CHAPTER III.
SOCIAL TYPES.

It is probable that the finest social types in this country have heretofore been found in the South. That this is true, or could be under the dark shadows of an institution so out of harmony with the progressive spirit of the age certainly seems paradoxical. The slave-holding population, it is claimed, represented more social refinement and elegance of personal manners than any other class in America. Whatever barbarous proclivities were chargeable to them in other respects, they were not so chargeable in the social aspects of their characters. And this was one of the slaveholder's vantage-grounds, that he never failed to employ on occasion of entertaining travelers and visitors from other portions of the world, especially from the Northern States. Perhaps there was nothing the Southern gentleman prided himself more upon than the prestige of his social power; and many a Northern man has lost the backbone of his opposition to the peculiar institution under its seductive influence. A social insult, perhaps, more than any other, was bitterly resented and summarily punished.

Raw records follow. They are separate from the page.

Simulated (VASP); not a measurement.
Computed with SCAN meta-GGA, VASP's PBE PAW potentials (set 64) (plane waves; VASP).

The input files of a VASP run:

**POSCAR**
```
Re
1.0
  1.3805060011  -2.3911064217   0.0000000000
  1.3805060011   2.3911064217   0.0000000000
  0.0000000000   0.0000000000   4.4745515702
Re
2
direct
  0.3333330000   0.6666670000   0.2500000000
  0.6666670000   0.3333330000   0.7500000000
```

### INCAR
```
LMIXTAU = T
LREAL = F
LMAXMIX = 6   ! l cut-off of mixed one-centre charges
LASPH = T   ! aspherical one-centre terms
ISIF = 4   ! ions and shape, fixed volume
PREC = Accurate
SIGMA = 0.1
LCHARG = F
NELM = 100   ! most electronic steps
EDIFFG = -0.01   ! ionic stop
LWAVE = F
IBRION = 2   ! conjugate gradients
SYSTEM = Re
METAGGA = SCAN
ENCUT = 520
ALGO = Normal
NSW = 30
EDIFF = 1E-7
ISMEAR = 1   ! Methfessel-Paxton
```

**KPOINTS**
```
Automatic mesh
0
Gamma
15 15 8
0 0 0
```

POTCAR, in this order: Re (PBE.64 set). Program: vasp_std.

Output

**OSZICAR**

To attain a high degree of social culture and refinement is not unlike learning a trade, or one of the fine arts. It is an art, if not the art of arts, which requires study and practice; as much so as to become a first-class tradesman or artist of any kind. One has to pass the trying ordeal of social gymnastics. The beauty of social elegance is like the "beauty of holiness." It attracts the admiration of most, excites the envy of many, the jealousy and hate of the mean, and is a ruling power in every department of Church and State, and of society. This was the strong secret agency in the hands of the South—the "suaviter in modo" that gave them leading sway so long in Congress, and with the Government.

There is this difference, however, in the comparison between the "beauty of holiness" and that of social perfection—the one must be real, the other may have but the semblance of reality, being so much of an art, while the other is the very essence of character. In order to great social refinement one needs ample time or leisure to cultivate the art. And who in America have been so much favored in the past with leisure as the people of the South?

In elegance and ease of personal manners perhaps no man in America excelled Henry Clay. His very style of taking snuff, and handling his snuff-box, is said to have been so elegant that, though inimitable, yet his friends and admirers, in and out of Congress, who indulged the nasal habit attempted to copy him.

The late Rt. Rev. General Polk, of the Confederate Army, and Bishop of the Episcopal Church, is said to have been scarcely equaled in pleasant manners. He made it a specialty of his personal improvement until he had become something wonderful in social power. He it was that, after having occupied Columbus, Kentucky, with his troops, went on board a Federal gun-boat at Island Number Ten, by invitation of the commander, to talk over some war question, and during the interview was invited to a social glass of wine. The Federal officer led off in a toast: "To the name of George Washington, the Father of his Country." General Polk gracefully acknowledged the compliment, and then holding up his glass said: "George Washington, the first rebel." Perhaps no finer retort can be found in the history of the late war, or in the English language, as to that matter; so elegant, so devoid of grossness, or of anything that could give possible offense to a genteel mind.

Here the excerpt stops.